THE award of the inaugural bus contract to London-based Tower Transit signals that foreign companies are more than welcome in Singapore if they can help raise local standards of nationwide services. In this sense, to be national is to avoid being nationalistic. Tower Transit, which had submitted the third-lowest bid, beat seven other firms, including incumbents SMRT and SBS Transit.
From a nationalistic point of view, one might argue the merits of supporting local firms providing essential services as these are rooted here. Public interest is served, however, by encouraging such firms to match or exceed the performance of global players. This would ensure Singaporeans are not short-changed and also spur local operators to raise their game to the level of the best in the marketplace.

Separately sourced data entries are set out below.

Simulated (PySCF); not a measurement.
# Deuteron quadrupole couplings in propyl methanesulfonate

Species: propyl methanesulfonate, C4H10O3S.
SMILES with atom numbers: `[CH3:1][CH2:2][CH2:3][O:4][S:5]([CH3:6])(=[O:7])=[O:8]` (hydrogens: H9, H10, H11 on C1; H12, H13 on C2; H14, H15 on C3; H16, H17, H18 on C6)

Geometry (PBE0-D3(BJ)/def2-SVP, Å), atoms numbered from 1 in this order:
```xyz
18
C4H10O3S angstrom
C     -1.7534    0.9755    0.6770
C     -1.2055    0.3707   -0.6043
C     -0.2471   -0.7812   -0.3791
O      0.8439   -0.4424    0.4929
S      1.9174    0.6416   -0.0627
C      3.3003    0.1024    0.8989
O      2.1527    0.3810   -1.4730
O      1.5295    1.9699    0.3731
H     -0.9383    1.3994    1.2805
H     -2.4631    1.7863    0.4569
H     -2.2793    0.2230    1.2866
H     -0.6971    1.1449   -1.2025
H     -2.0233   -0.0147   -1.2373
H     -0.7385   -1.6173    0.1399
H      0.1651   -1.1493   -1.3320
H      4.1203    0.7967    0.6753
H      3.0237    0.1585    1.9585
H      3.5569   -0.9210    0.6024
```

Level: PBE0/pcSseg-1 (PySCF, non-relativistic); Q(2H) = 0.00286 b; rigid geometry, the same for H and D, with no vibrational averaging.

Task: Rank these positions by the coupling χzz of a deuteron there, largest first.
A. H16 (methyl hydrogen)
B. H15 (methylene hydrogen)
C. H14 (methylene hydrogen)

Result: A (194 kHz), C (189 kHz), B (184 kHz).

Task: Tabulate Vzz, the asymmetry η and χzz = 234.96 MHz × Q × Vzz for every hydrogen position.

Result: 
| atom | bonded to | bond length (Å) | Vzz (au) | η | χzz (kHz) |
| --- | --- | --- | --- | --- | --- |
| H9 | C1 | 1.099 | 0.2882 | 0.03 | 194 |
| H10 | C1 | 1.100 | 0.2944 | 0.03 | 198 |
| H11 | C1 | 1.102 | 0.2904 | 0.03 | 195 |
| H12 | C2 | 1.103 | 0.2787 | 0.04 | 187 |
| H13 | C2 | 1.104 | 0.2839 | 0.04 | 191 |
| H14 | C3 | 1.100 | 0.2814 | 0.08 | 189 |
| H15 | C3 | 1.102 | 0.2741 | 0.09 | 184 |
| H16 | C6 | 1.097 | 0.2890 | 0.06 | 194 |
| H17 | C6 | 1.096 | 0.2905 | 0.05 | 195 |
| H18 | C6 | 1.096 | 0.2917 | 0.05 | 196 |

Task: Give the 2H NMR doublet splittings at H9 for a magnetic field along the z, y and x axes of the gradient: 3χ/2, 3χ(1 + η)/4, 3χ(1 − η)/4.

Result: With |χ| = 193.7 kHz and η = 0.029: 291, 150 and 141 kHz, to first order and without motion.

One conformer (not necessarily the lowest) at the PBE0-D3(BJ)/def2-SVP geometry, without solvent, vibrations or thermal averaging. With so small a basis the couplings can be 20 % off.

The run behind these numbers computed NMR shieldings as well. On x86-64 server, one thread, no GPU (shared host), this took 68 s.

The same logic which allows foreign firms to compete in Singapore without regard for their nationality should empower local firms to venture and thrive abroad without the protective buffer of the domestic Singapore market. ComfortDelGro, for example, could never have grown into one of the largest land transport companies in the world, with a global workforce and a commensurate shareholder base, had its corporate outlook been shaped and limited by Singapore's size. Today, it operates in seven countries and has a network of more than 46,000 vehicles, which include buses, taxis, trains and rental vehicles. It is an object lesson in how building a ramp of skills and capabilities can help companies to succeed.
The success of Singapore's transport workers, however, is not straightforward as they are not as mobile as companies, which possess the capital and knowledge to go overseas. Workers, therefore, deserve a helping hand to keep them in the industry, move from one employer to another without suffering wage stagnation and the dimunition of employment benefits, and continue to enjoy the benefits of training that equip them to thrive in a changing transport landscape. Tower Transit must be held to its word to offer more than 400 affected bus captains employment at current or better terms.
Ultimately, how both transport operators and their employees fare will depend on the degree of commuters' satisfaction with service. Public transport in Singapore is not only a matter of everyday necessity but also an index of national efficiency and a vital catalyst in efforts to reduce dependence on private transport.
Fresh ideas brought in by Tower Transit and others to boost bus service excellence would be most welcome. Bus rides should be predictable (via, say, the use of apps), safe, reliable, comfortable and affordable.